Skip to article frontmatterSkip to article content

Appendix: Database Revolutions

This appendix provides historical context on the evolution of database systems, particularly the rise of NoSQL databases and the continued evolution of relational systems. This material complements Chapter 1 but isn’t essential for understanding DataJoint.

Data Models for Databases

Databases have evolved through various data models over the decades. As Guy Harrison outlines in his 2015 book, Next Generation Databases Harrison, 2015, the database industry has experienced three major revolutions:

  1. Pre-relational (1950-1972)

  2. Relational (1972-2005)

  3. The Next Generation (2005-future)

The relational data model has had a profound impact, shaping the last two revolutions in database technology. Initially, the industry embraced the relational model, which offered a structured, standardized way to organize and query data. However, as data needs evolved, the limitations of the relational model prompted the rise of alternative approaches, leading to the NoSQL revolution in the early 2000s.

The NoSQL Revolution

The NOSQL movement emerged in response to several key challenges:

This revolution led to an explosion of new database architectures, each tailored to specific use cases that traditional relational databases struggled to address.

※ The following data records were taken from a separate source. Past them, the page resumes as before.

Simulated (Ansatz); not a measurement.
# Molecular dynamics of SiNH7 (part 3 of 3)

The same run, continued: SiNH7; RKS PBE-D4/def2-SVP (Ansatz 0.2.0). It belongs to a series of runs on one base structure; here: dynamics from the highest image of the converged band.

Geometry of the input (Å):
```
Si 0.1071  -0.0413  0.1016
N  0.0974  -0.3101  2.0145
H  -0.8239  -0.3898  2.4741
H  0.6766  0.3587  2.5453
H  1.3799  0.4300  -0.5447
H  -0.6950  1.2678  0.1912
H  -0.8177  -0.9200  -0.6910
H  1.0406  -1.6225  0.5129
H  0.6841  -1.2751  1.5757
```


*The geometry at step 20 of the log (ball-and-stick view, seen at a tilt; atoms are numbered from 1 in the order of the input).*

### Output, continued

Evolution of Relational Databases

Despite the rise of NoSQL, relational databases have not remained static. They have evolved to incorporate new capabilities for scalability and versatility. Modern relational database management systems (RDBMS) are now highly adaptable, accommodating diverse data models and handling a wide range of data management tasks. In many cases, they can replace a variety of specialized software systems, simplifying system design.

An example of this adaptability is the growing trend of using relational databases to streamline system architectures, as highlighted in articles like “Just Use Postgres for Everything”.

Just use Postgres for everything

Scalable Architectures in Relational Databases

To meet the growing demand for scalable architectures, relational databases have evolved to incorporate distributed systems. These systems use consensus algorithms, such as Paxos and Raft, to ensure data consistency across globally distributed, high-performance databases. Notable examples of these advanced systems include Google Spanner Bacon et al., 2017 and CockroachDB Taft et al., 2020.

Since its meteoric rise between 2008 and 2015, the term “NoSQL” has gradually fallen out of favor, as it no longer effectively describes the diverse landscape of modern databases. Today, we operate in a world with multiple data models, where the relational model remains dominant due to its mathematical rigor and versatility. However, it now coexists with more specialized and simpler models that cater to specific use cases.

Current Landscape of Database Models

The website DB-Engines Ranking tracks the popularity of various database management systems. While the relational data model continues to dominate, many popular databases now support multiple data models, allowing for deviations from strict relational structures.

Notably, the two most popular open-source relational databases, MySQL (along with its sister MariaDB) and PostgreSQL, remain at the forefront of this evolving landscape.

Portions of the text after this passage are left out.